Databricks, a cloud data and artificial intelligence (AI) specialist, has announced that it will contribute all enhancements to its Delta Lake platform to the open source community. Databricks was born from open source software, and making more of its features available is seen as a prudent move as the importance of open standards in cloud-based data storage and processing grows.
Delta Lake will be handed over to the open source Linux Foundation, as announced today at the Data + AI summit, and all Delta Lake APIs will be open-sourced as part of the Delta Lake 2.0 release. In addition, the company announced a new version of its MLflow machine learning platform, which includes MLflow Pipeline, a new feature that simplifies the development of machine learning models.

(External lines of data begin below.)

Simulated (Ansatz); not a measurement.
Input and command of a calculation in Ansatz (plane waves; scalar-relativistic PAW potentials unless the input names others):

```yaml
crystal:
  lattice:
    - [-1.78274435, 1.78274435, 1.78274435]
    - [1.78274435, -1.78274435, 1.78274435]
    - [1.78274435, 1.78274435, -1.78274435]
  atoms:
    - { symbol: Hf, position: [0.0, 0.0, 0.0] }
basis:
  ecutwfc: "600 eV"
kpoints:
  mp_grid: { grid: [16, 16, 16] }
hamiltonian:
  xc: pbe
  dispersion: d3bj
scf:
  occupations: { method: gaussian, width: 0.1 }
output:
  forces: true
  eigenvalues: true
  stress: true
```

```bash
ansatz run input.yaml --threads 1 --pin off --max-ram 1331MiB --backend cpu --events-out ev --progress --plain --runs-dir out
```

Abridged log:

“Open data lakehouses are quickly becoming the standard for how the most innovative companies handle their data and AI. Delta Lake, MLflow and Spark are all core to this architectural transformation, and we’re proud to do our part in accelerating their innovation and adoption.”
Ghodsi and his co-founders founded Databricks in 2013 to commercialise the Apache Spark engine, an open source data analytics engine. The company invented the concept of a ‘data lakehouse,’ which combines structured data storage in a data warehouse with unstructured data storage in a data lake. This combined method simplifies the use of data for the deployment of machine learning models.
The concept has proven popular, and Databricks claims to be used by over 7,000 organisations worldwide, including 40% of the Fortune 500. It makes money by selling subscriptions to analytics tools that are used on top of Delta Lake, and it reported $425 million in revenue for the fiscal year ending September 2021.
According to Beatriz Valle, senior technology analyst at GlobalData, making Delta Lake 2.0 completely open source appears to be “the natural next step” for Databricks. According to her, the move is part of a “highly coherent long-term strategy for its future identity and roadmap as a company.”
According to Valle, the enterprise cloud AI and ML market is fiercely competitive. HPE and Red Hat also announced a collaboration today, with Red Hat’s open source-based tools, including AI and ML options, becoming available on the HPE GreenLake ecosystem, which helps clients manage their cloud and edge deployments and includes a data lake platform. Given this, it makes sense for Databricks to emphasise its roots in open source projects.
The announcement of the new MLflow pipeline is also intriguing, according to Valle. It provides a set of pre-defined templates for various types of ML models, allowing non-technical users to set up their own models more easily.
“Databricks is going headlong into full automation mode,” Valle says. The desire to put these technologies in the hands of regular business users who do not have significant technical knowledge is likely to be a driver for this.